Sitemaps

From Wikipedia, the free encyclopedia
Jump to: navigation, search

The Sitemaps protocol allows a webmaster to inform search engines about URLs on a website that are available for crawling. A Sitemap is an XML file that lists the URLs for a site. It allows webmasters to include additional information about each URL: when it was last updated, how often it changes, and how important it is in relation to other URLs in the site. This allows search engines to crawl the site more intelligently. Sitemaps are a URL inclusion protocol and complement robots.txt, a URL exclusion protocol.
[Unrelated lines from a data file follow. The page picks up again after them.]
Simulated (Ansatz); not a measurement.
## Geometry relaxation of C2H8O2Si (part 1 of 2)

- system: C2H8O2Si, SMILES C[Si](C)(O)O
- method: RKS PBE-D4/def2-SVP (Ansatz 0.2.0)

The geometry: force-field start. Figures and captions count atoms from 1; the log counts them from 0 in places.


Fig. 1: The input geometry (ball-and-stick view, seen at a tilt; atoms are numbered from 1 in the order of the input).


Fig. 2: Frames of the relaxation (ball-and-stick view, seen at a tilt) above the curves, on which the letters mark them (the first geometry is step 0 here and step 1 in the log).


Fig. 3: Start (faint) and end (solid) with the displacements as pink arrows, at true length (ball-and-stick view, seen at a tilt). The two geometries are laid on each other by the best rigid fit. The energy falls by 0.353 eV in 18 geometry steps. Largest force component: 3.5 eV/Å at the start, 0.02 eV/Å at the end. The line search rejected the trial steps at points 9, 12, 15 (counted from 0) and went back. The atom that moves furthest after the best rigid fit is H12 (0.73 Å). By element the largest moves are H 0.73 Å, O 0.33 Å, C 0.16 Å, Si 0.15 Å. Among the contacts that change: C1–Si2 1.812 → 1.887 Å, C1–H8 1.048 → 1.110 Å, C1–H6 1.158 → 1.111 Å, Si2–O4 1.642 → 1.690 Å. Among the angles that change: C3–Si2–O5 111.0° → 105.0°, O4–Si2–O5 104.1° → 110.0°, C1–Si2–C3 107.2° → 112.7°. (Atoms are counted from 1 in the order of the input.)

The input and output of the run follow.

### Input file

Sitemaps are particularly beneficial on websites where:

  • some areas of the website are not available through the browsable interface, or
  • webmasters use rich Ajax, Silverlight, or Flash content that is not normally processed by search engines.

The webmaster can generate a Sitemap containing all accessible URLs on the site and submit it to search engines. Since Google, Bing, Yahoo, and Ask use the same protocol now[citation needed], having a Sitemap would let the biggest search engines have the updated pages information.

Sitemaps supplement and do not replace the existing crawl-based mechanisms that search engines already use to discover URLs. Using this protocol does not guarantee that web pages will be included in search indexes, nor does it influence the way that pages are ranked in search results.[citation needed]

Contents

[edit] History

Google first introduced Sitemaps 0.84 in June 2005 so web developers could publish lists of links from across their sites. Google, MSN and Yahoo announced joint support for the Sitemaps protocol in November 2006. The schema version was changed to "Sitemap 0.90", but no other changes were made.

In April 2007, Ask.com and IBM announced support for Sitemaps. Also, Google, Yahoo, MS announced auto-discovery for sitemaps through robots.txt. In May 2007, the state governments of Arizona, California, Utah and Virginia announced they would use Sitemaps on their web sites.

The Sitemaps protocol is based on ideas[1] from "Crawler-friendly Web Servers".[2]

[edit] File format

The Sitemap Protocol format consists of XML tags. The file itself must be UTF-8 encoded. Sitemaps can also be just a plain text list of URLs. They can also be compressed in .gz format.

A sample Sitemap that contains just one URL and uses all optional tags is shown below.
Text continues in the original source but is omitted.